Heap allocated structures can generally be moved without invalidating pointers to the underlying data however this doesn’t always hold true with std::string.

If strings are small enough the character data can be held in the storage reserved for the class members instead of allocating on the heap. This is called small string optimisation1. If our string’s data is stored internally then moving the object will naturally change the data’s address and invalidate any views to the data.

I encountered this issue when I used std::vector<std::string>. When the vector ran out of room and reallocated, many of my std::string_view instances became invalid and crashed the program.
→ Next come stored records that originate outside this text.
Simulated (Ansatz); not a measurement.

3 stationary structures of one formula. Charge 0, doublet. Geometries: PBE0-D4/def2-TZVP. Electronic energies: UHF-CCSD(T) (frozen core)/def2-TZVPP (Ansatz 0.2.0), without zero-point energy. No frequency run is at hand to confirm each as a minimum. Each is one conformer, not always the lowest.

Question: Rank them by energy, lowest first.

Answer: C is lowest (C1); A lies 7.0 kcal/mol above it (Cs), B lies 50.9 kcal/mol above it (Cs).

This example shows the behaviour2.

#include <print>
#include <string>

int main() {
    std::string small_string{"foo"};
    auto* ss_ptr0{small_string.data()};

    auto moved_ss{std::move(small_string)};
    auto* ss_ptr1{moved_ss.data()};

    std::string large_string{"fooooooooooooooooooooooooooooooooooooooooooooooooooooo"};
    auto* ls_ptr0{large_string.data()};

    auto moved_ls{std::move(large_string)};
    auto* ls_ptr1{moved_ls.data()};

    std::print("Small string addresses are equal: {}\n", ss_ptr0 == ss_ptr1);
    std::print("Large string addresses are equal: {}\n", ls_ptr0 == ls_ptr1);

    return 0;
}

We can see that the addresses are not equal for small strings.

Small string addresses are equal: false
Large string addresses are equal: true

A simple (though inefficient) solution is to simply reserve enough characters in the string to force heap allocation.